Friends of Princess Diana have urged Channel 4 not to broadcast controversial video tapes of her talking about her troubled marriage.
The documentary, Diana: In Her Own Words, is due to be aired ahead of the 20th anniversary of her death.
The tapes, recorded by her speech coach, have never been seen in the UK.
Channel 4 said they “provide a unique insight” – but Diana’s close friend Rosa Monckton said they were a betrayal of the late princess’s privacy.
Mrs Monckton is writing to the broadcaster to ask them not to air the tapes. She told The Guardian: “This doesn’t belong in the public domain.
“It is a betrayal of her privacy and of the family’s privacy.”
The footage was recorded by Peter Settelen, who was hired by the Princess of Wales between 1992 and 1993 to help with her public speaking voice.
She was filmed at Kensington Palace and is seen talking about her marriage to the Prince of Wales, their sex life and how she confronted him about his affair with Camilla Parker Bowles, now the Duchess of Cornwall.
‘Obscene and immoral’
Former royal spokesman Dickie Arbiter told the BBC’s Victoria Derbyshire programme that Channel 4 was “laughing all the way to the bank”.
He said: “These tapes were recorded in private as part of a training session. Anything done behind closed doors remains private.”
Royal biographer Penny Junor added: “I think it is quite obscene that they are showing this – and immoral, frankly.

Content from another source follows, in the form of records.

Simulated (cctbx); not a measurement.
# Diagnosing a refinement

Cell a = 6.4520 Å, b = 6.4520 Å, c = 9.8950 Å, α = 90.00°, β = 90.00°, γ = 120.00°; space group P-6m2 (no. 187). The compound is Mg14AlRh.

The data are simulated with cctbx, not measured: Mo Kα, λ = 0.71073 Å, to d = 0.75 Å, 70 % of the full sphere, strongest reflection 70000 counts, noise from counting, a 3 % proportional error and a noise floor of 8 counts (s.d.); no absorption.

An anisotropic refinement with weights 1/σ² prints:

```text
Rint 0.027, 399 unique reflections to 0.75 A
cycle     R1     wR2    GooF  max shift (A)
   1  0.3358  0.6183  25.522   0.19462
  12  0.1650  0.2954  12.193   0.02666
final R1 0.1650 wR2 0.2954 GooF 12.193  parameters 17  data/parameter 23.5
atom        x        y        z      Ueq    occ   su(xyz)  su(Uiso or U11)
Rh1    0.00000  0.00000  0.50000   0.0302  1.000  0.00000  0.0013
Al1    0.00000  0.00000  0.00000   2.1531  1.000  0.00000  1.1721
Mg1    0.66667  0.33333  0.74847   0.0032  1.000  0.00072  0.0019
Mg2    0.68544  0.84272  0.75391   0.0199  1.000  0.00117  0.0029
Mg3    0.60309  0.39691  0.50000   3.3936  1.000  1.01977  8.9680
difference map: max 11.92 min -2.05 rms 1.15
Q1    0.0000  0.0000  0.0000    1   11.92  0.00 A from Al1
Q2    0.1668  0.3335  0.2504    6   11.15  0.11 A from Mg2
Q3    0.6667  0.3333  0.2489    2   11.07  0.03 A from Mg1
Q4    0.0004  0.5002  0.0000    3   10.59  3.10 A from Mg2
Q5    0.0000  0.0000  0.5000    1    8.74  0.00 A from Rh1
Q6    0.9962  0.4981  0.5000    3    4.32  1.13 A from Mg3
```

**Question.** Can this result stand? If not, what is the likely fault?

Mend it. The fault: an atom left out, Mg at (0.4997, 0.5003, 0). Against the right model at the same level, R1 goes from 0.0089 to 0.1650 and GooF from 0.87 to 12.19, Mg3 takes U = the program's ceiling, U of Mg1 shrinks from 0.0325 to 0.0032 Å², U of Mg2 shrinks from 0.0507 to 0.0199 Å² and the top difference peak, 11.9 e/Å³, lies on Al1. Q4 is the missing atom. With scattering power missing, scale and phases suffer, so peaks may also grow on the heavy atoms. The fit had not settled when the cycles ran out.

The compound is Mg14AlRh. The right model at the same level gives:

“Diana, when she made them… the marriage had just come to an end, they had broken up – she was in a very bad way.”
The princess “never intended these tapes to be heard by any living soul”, she added, describing the broadcast as “exploitation”.
The tapes were returned to Mr Settelen in 2004 after a dispute with Diana’s brother Earl Spencer, who said they belonged to him. They had initially been held by Scotland Yard after being seized in 2001 in a raid on the home of former royal butler Paul Burrell.
Excerpts were broadcast in the US later in 2004 after being sold to American broadcaster NBC.
The BBC was reportedly planning to show the tapes as part of a documentary in 2007, the year of the 10th anniversary of Diana’s death, but scrapped the project.
‘Unique portrait’
Marcus Rutherford, Mr Settelen’s lawyer, defended their broadcast.
He told BBC 5 live: “The claim to privacy actually fails because the police looked at them, the Spencer family looked at them, Paul Burrell look at them presumably and so what was private to Peter as much as to Diana was actually lost in the process.
“So I don’t think it’s right to say that now, 20 years later after her death, they remain private any more.”
He added that Diana was separating from her husband at the time and “wanted the world to know what she was going through”.
‘Amazing historical document’
Channel 4’s deputy chief creative officer Ralph Lee described the tapes as an “amazing historical document” that “allows us to create a new portrait of Diana”.
He told the BBC that “20 years is a significant amount of time for something like this to now come to light and be aired”.
A Channel 4 spokesman said the subjects covered in the tapes were “a matter of public record and provide a unique insight into the preparations Diana undertook to gain a public voice and tell her own personal story”.
Diana died in a car crash in Paris on 31 August 1997.